Environmental Reserve

Environmental Reserve — The Company provides for a best estimate of environmental liability reserves upon a determination that a liability is both probable and estimable. In many cases, the Company does not fix or cap the liability for a particular site when first recorded. Factors that affect the recorded amount of the liability in future years include our participation percentage due to a settlement by, or bankruptcy of, other potentially responsible parties, a change in the environmental laws, a change in the estimate of future costs that will be incurred to remediate the site, and changes in technology related to environmental remediation.

Earnings Per Share ("EPS")

Earnings Per Share (“EPS”)  The computation of basic EPS is based on the weighted-average number of common shares outstanding during the period. The computation of diluted earnings per share assumes the foregoing and, in addition, the exercise of all dilutive stock options using the treasury stock method.

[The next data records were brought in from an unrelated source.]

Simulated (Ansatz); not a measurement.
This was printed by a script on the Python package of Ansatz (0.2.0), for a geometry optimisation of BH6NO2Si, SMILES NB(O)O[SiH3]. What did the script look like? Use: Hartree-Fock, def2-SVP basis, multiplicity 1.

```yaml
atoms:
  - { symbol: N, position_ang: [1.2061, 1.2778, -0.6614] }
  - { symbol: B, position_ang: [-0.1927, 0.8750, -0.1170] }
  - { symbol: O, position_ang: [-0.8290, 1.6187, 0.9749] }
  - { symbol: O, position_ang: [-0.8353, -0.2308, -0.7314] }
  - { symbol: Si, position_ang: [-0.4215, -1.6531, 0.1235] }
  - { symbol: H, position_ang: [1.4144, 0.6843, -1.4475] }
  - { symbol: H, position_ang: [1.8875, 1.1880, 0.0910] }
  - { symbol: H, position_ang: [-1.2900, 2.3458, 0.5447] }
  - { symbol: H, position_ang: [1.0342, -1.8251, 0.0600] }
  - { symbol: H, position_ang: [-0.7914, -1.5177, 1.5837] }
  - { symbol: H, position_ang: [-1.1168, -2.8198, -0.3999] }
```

The components of the denominator for basic earnings per common share and diluted earnings per common share are reconciled as follows:

 

     2013      2012      2011  

Basic earnings per common share:

        

Weighted-average common shares outstanding

     9,511,000         9,473,000         9,414,000   
  

 

 

    

 

 

    

 

 

 

Diluted earnings per common share:

        

Weighted-average common shares outstanding

     9,511,000         9,473,000         9,414,000   

Stock options

     62,000         120,000         29,000   
  

 

 

    

 

 

    

 

 

 

Denominator for diluted earnings per common share

     9,573,000         9,593,000         9,443,000   
  

 

 

    

 

 

    

 

 

 

During the years ended March 31, 2013, 2012 and 2011, options to purchase 733,000 shares, 285,000 shares and 320,620 shares of common stock, respectively, were not included in the computation of diluted EPS because the options’ exercise prices were greater than the average market price of the common shares.

Product Warranty Costs

Product Warranty Costs — Equipment has a one year warranty for which a reserve is established using historical averages and specific program contingencies when considered necessary. Changes in the carrying amount of accrued product warranty costs included in the accompanying Consolidated Balance Sheets as of March 31, 2013 and 2012 are summarized as follows:

 

Balance at March 31, 2011

   $ 255   

Warranty costs incurred

     (349

Change in estimate to pre-existing warranties

     (25

Product warranty accrual

     437   
  

 

 

 

Balance at March 31, 2012

     318   

Warranty costs incurred

     (235

Change in estimate to pre-existing warranties

     (9

Product warranty accrual

     147   
  

 

 

 

Balance at March 31, 2013

   $ 221   
  

 

 

 
Research, Development, and Engineering Costs

Research, Development, and Engineering Costs  Research and development costs, which are charged to engineering expense when incurred, amounted to $7,664, $14,702, and $6,244 for the years ended March 31, 2013, 2012, and 2011, respectively

Shipping and Handling Costs

Shipping and Handling Costs  Costs for shipping and handling incurred by the Company for third party shippers are included in selling, general and administrative expense. These expenses for the years ended March 31, 2013, 2012 and 2011 were $202, $194, and $173, respectively.

Income Taxes

Income Taxes  The Company applies guidance issued by the FASB under ASC 740, “Income Taxes”. Under the asset and liability method of ASC 740, deferred tax assets and liabilities are recognized for the future tax consequences attributable to differences between the consolidated financial statement carrying amounts of assets and liabilities and their respective tax bases. The Company periodically assesses recoverability of deferred tax assets and provisions for valuation allowances are made as required.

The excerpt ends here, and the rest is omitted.